A delegation of U.S. water experts will arrive in Lebanon Monday to mediate an escalating dispute over a project to pump additional water from a river that also supplies water to Israel.
Lebanon and Israel share water from the Hasbani and Wazzani rivers. The waters flow from southern Lebanon into the Jordan River and Israel's Sea of Galilee, which is Israel's largest freshwater reservoir.
Several months ago the Lebanese government began a project to pump additional water from the Hasbani River and use Wazzani spring water to irrigate its parched land and villages in the south.
Now Israeli officials are warning of possible consequences unless the project is stopped. Israeli Prime Minister Ariel Sharon has said Israel takes a "grave view" of the project and last week met with senior Israeli military officers to discuss the issue.
Israeli Radio reported Israel has sent a warning to Lebanon to stop the project, which is expected to be completed in two months.
Monday a team of American experts, including one in international water law, will tour the Hasbani River and its tributary, the Wazzani, to assess the legality of Lebanon's project.
Lebanon annually pumps about seven million cubic meters of water from the Hasbani. The project would increase that amount by two million cubic meters.
Israel says the Lebanese project is in violation of a long-standing international agreement. Lebanon says pumping the additional water falls within the amount it is allowed to tap under international law.

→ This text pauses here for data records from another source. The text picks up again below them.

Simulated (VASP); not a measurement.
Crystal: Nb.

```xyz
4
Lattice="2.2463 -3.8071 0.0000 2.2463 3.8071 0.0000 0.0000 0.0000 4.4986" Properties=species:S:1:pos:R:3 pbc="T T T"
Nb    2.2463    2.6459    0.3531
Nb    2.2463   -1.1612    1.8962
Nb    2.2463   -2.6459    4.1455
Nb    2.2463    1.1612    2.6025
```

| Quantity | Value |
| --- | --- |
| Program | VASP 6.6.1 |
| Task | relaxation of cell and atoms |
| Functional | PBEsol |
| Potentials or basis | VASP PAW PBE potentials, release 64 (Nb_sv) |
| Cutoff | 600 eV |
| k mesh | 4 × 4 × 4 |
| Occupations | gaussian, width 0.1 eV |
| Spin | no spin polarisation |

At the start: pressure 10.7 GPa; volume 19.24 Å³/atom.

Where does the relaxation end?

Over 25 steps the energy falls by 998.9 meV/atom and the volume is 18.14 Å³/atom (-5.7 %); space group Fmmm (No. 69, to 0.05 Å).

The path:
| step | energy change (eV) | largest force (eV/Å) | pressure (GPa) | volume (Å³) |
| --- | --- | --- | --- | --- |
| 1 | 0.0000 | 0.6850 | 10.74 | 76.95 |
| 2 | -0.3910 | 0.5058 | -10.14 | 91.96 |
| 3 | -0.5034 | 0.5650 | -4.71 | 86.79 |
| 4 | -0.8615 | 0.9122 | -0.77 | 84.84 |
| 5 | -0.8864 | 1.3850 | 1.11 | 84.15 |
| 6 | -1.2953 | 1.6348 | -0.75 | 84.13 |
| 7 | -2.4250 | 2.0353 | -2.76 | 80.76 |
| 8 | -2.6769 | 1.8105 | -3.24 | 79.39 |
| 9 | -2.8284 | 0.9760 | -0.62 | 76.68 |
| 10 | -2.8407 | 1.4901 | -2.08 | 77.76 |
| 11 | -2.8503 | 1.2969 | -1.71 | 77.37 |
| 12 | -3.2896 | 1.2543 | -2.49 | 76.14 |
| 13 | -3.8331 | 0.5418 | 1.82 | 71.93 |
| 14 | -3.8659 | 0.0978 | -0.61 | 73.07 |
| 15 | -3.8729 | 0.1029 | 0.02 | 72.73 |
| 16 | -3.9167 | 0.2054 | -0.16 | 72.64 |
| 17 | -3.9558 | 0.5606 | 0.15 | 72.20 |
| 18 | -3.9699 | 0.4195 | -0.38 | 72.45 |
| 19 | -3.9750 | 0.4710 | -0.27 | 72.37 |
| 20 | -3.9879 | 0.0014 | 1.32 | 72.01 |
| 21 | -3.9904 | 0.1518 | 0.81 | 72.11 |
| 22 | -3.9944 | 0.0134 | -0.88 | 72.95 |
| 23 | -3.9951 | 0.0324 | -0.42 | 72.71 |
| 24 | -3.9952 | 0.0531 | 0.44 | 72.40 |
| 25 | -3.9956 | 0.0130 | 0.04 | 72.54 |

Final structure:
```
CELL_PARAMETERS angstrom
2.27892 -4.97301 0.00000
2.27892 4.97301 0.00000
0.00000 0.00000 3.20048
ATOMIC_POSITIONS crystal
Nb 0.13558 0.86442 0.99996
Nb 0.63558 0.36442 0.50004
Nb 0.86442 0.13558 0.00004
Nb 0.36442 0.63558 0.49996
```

Lebanese President Emile Lahoud said Saturday that "Lebanon's decision is irreversible," adding, "the Israeli threats will not keep international agreements and documents from being implemented."
Israel controlled the Hasbani and Wazzani waters during its 22 year occupation of southern Lebanon that ended in May 2000.
Water is a sensitive issue in the parched Middle East and Arab world. Almost all the five Arab-Israeli wars fought since Israel's establishment in 1948 have touched on water-related issues.
An American official in Israel was quoted as saying the United States is "urging both governments to pursue a peaceful solution to the problem."